New Music at Kettle’s Yard
Being unable to see the ballet left JOE BATES to blindly suffer a lunchtime of musical mediocrity.
Sunday 30th January
Alka Collective plays Ligeti and Hannah Vary.
Contemporary music concerts have confronted me with the bizarre: screaming popes and mad kings, smashed up violins and mashed up genres. But never a long queue. If it was the intriguing promise of a pair of premieres for dancer and ‘cello that had bought the listeners flooding in, they were to be disappointed. Disorganised and poorly played, the witticisms of compere Steven Montague were the sole highlight.
The opener, Cel, was the first of the two pieces by composer Hannah Varty and choreographer Ilona Jänti. The intimate physical dialogue between dancer and cellist was compelling. The dancer moved the player’s bow, shared her seat and turned her pages, creating a frisson rarely felt in such small scale work.
Yet the poignancy of such a private physical connection was undermined by the clumsiness of the musical setting. The music’s reaction to the dancer’s movements was comically immediate. When tapped on the shoulder, the cellist reacted with a flurry of pizzicati, as if nudged whilst practicing. This approach led to a non-sensical sequence of ideas that were not individually exciting enough to unify the work.
The choreography of the second dance work, Contortions, was still more unusual. The two cellists were placed in a variety of positions, playing their ‘cellos on their back, on their side and, most strikingly of all, spike balanced in the caring hands of the dancer. Yet whilst the ideas were striking initially, their lack of emotional content prevented greater engagement. It felt very much as if artistic concerns had been rendered secondary to the position of the ‘cellos.

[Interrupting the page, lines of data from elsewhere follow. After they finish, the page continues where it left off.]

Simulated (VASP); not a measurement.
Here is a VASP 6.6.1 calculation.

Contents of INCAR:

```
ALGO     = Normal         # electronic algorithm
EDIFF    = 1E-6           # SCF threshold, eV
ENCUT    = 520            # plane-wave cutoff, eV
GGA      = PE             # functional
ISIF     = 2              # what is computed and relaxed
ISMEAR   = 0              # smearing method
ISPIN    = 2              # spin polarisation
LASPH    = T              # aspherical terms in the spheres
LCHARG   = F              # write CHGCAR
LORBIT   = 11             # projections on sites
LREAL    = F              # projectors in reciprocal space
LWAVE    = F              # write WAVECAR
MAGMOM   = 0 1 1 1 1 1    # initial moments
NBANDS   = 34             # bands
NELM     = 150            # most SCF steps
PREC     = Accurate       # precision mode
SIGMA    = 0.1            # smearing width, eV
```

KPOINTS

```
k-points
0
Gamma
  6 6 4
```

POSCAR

Musical concerns barely got a look-in, as the contortions forced the ‘cellists to play music of arresting blandness. Varty’s attempt to conquer these practical difficulties through rhythmic predictability resulted in a monotony which never quite amounted to a minimalist trance.
These issues, however, unfortunately come secondary to the audience’s total inability to see the majority of the work. Kettle’s Yard is a tricky concert hall, and partially obscured sight-lines are a persistent problem, and as much of the dance work was at floor level the choreography had a total audience of around five people. For a work specifically written for the venue, this was an unforgivable over-sight, if you’ll pardon the pun.
The only work not to be crippled by poor planning was Ligeti’s Sonata for Violoncello solo, which at 63 years old, was an odd choice for a concert of ‘New Music’. The piece was played with commendable energy, commitment and technique, but almost entirely without expression. Whilst the piece veers between lyricism and violence, the intense emotional content was almost entirely suppressed in favour of mechanical accuracy.
It saddening that such an enthusiastically attended concert should be so disappointing for its audience. 120 people came to see a ballet. It is a shame that they couldn’t.